New York Mayor-elect Bill de Blasio speaks to the press outside the West Wing of the White House in Washington, December 13, 2013, following a meeting with U.S. President Barack Obama and other newly-elected mayors about job creation.


Farina, 70, will oversee teachers, implement policy and be in charge of curriculum for 1.2 million students in New York City. She will also advise city officials who are negotiating a new contract with teachers.


'Carmen has worked at nearly every level of this school system. She knows our students, teachers, principals and parents better than anyone, and she will deliver progressive change in our schools that lifts up children in every neighborhood,' de Blasio, who takes office on January 1, said at a news conference.


De Blasio, a Democrat who has pledged to confront economic inequality, described Farina as a brilliant innovator and said he hopes to make a 'powerful statement' to teachers by naming someone who rose from their ranks to the position of chancellor.


Farina spent 22 years as an elementary school teacher in Brooklyn, where she was recruited by the Board of Education to expand and help implement her successful reading curriculum.


She later became a core curriculum director, a regional superintendent and a deputy chancellor for teaching and learning at the Department of Education in 2004, where she developed strategies to help prepare middle school students for junior high school.


The daughter of immigrants from Spain, Farina said at the news conference that she would be an advocate for students for whom English is a second language.


'True change happens not through mandates and top-down decision making but through communication, collaboration and celebrating the successes along the way,' said Farina, who has advised de Blasio on education issues for more than a decade. 'Raising the success rate of our students is the only goal.'


Outgoing Mayor Michael Bloomberg, who will leave office on December 31 after three terms, chose his schools chancellors from outside the school system. His first chancellor, Joel Klein, had been a prosecutor with the U.S. Department of Justice.
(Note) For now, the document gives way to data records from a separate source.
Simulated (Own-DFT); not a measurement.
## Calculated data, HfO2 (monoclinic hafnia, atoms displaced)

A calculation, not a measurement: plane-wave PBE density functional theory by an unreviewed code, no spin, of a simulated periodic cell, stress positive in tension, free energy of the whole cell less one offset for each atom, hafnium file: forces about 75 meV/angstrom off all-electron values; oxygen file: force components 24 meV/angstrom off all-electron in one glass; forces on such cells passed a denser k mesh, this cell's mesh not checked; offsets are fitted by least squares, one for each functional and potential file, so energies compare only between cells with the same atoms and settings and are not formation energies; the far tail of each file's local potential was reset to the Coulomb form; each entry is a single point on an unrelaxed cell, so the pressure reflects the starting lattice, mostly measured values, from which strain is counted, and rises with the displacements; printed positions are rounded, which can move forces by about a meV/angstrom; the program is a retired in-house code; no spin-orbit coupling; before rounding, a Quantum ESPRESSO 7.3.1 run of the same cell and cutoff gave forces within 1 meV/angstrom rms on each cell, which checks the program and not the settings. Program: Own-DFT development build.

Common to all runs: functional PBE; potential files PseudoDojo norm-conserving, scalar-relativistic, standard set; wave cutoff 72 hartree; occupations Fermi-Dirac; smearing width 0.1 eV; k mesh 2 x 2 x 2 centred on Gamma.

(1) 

After Klein's departure, Bloomberg named magazine executive Cathie Black, though she stepped down after three months on the job after making a series of blunders that her critics blamed on her inexperience.


Education has been a signature issue for de Blasio. On the campaign trail, he pledged, among other things, to push through a 'millionaires tax' on the city's highest earners to pay for universal access to pre-Kindergarten and after-school programs for middle schoolers.


(This story has been refiled to change 'de Blasio' to lower case in headline.)